Can Social Bookmarking Sites Provide Better Results Than the Search Engines?

May 23rd, 2007 | Categories: SEO, networks, social media, trends

Let’s head back to the SEO days of the late 90’s. META tags were all the rage, most notably META keywords. Now back to 2007… The use of such ‘indicators’ is coming full-swing. Although the ‘META keywords’ phrase is now shunned upon, tagging tends to be a concept that many accept with open arms. At the core, they are essentially the same thing. A user or publisher is providing a word or phrase (i.e. metadata or context) to a given page in this case. However, the amount people that provide this data is the difference.

Some are saying that this type system may provide more accurate and relevant results than other search algorithms, most notably Google’s.

Social bookmarking sites essentially allow a large audience to tag individual pages all over the web. It is similar to providing META keywords, but on a much larger scale. I call it ‘tagging by the masses’. Hopefully the wisdom of the crowds is more pertinent than a computer-based algorithm.

One downfall of such a system is the possibility of gaming or cheating. Mismatched tags and spam can ultimately lead to personal financial gain (for some), as well as inferior results for the user. Though this is easier to accomplish using a tag-based system, gaming is still widespread within traditional, algorithm-based search engines as well. Search engine optimized, AdWords-smothered pages still continue to appear in the results, although an effort has been made to eliminate them.

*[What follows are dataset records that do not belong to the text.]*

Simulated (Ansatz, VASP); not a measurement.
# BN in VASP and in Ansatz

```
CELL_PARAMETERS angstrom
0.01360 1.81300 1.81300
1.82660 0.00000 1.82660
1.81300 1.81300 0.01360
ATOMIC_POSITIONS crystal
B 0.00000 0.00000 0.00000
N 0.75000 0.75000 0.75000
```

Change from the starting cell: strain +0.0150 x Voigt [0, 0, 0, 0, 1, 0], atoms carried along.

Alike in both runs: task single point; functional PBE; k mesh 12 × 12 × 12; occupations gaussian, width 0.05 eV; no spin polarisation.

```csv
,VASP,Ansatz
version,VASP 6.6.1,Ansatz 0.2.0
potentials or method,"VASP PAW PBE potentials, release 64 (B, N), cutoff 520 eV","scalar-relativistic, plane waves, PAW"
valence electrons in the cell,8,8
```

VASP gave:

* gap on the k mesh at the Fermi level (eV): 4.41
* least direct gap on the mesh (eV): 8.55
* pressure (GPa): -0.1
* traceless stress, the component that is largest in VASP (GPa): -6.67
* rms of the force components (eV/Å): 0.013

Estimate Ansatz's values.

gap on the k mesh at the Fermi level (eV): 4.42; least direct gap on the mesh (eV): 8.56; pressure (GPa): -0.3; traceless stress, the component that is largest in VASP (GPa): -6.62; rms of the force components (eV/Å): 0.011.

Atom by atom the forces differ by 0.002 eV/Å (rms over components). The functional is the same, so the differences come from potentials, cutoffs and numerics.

Perhaps one of the traditional, ‘lagging’ search engine should look at incorporating tag-based results in their own algorithm or results. A risk such as this could provide a spark or catalyst that Ask or MSN so desperately needs.

2 Comments

  1. Evsion Lab » Can Social Bookmarking Sites Provide Better Results Than the Search Engines? Says:

    […] Perhaps one of the traditional, ‘lagging’ search engine should look at incorporating tag-based results in their own algorithm or results. A risk such as this could provide a spark or catalyst that Ask or MSN so desperately needs. [ Via Mapping the Web ] […]

  2. Roman Says:

    Sure it provides better results, but these results are for some category of people, usually for crowds.